A building surveyor is typically brought in to assess a certain aspect or issue in a building and advise on the best way forward. Sometimes this means involving other disciplines – something made easy for Jan thanks to Prendos’ multi-disciplinary capability.
“As a building surveyor I’m often appointed to look at some failure in the building: water ingress or failure of cladding for example. I can assess the issue, engage whoever is needed to do the job, get all the costs together and give the client the full picture of what fixing the problem might look like. The great thing about Prendos is that we have most required disciplines in-house, so I have access to a huge amount of knowledge and experience.”
While most people only look at the material touch ups required in a building, a surveyor takes into account everything from whether the property meets current fire or seismic regulations, to issues around structure or design. This ‘big picture’ view allows them to give clients a realistic view of costs (both short and long term) and help them make informed decisions: essential when looking at purchase a new building or deciding what to do with an existing one.
“We have a client who owns a portfolio of properties – one of which she rents out. When her tenants complained that the building was leaking, she came to us to get an understanding of her options. I advised her that the building’s roof was failing as a result of poor design, and presented her with two initial options: repair and keep the building, or sell it and use the money to maintain the other buildings in her portfolio.”
Armed with the right information, Jan’s client decided to keep the building, as the rent was so valuable to her. However, this led to two further choices: to repair or replace the roof.

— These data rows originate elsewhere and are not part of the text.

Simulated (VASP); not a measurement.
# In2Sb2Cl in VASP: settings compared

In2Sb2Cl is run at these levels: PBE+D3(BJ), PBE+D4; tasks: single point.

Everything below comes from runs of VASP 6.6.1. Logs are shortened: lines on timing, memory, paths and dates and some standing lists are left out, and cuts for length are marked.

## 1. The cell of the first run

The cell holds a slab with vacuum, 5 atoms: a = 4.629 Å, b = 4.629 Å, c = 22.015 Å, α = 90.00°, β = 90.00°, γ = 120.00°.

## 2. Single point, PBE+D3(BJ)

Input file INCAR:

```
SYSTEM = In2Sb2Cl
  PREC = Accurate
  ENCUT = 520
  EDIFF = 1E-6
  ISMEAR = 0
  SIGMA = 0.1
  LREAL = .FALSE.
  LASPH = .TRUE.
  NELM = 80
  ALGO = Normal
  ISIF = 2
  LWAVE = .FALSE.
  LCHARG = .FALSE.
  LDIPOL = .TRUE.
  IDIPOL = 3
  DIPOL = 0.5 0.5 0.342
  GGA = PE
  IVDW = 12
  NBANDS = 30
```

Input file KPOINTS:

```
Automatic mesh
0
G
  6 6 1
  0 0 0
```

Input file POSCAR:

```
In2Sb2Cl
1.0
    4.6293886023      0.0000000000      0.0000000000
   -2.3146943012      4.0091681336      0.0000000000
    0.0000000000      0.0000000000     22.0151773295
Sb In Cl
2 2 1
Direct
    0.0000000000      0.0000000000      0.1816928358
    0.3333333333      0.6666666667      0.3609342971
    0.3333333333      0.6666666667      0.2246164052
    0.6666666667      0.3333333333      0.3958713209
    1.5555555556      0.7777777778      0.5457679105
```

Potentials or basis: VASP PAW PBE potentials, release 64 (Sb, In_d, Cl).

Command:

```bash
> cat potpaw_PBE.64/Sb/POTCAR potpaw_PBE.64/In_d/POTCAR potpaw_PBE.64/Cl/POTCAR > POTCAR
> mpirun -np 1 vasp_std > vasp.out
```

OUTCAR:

“We could either set up a programme to repair the roof, taking into account that this costly repair may need to happen every few years, or get one of our designers to design a whole new roof, which would have a lifespan of 25 years with no repair or maintenance costs over that time. So, while the latter option was more expensive up front, we were able to show her how it would save her a great deal of money in the long run.”
Building surveyors also work in dispute resolution, insurance or legal cases. Jan was recently involved in a claim by a client against a product that had failed, where the original builder had also acted as project manager.
“The client wanted an impartial, expert view on whether the builder was being upfront about why the product had failed: was it due to poor quality or was there an issue with how it was installed? I looked at the literature provided by the manufacturer and checked whether the team appointed to do the work had followed these installation instructions. As it turned out, the product had been incorrectly installed, so the builder’s team were at fault rather than the manufacturer.”
The fact that a building surveyor can provide impartial knowledge and advice is essential. Sometimes, Jan says, this may mean offering advice on other issues outside their original scope.
“When I’m brought in to just look at one aspect of a building, I believe it’s my professional duty to alert the client if I see something else that’s an issue. As building surveyors we’re qualified to look at every aspect of a building’s health, and we’re committed to making sure our clients get the best advice over a property’s entire lifespan.”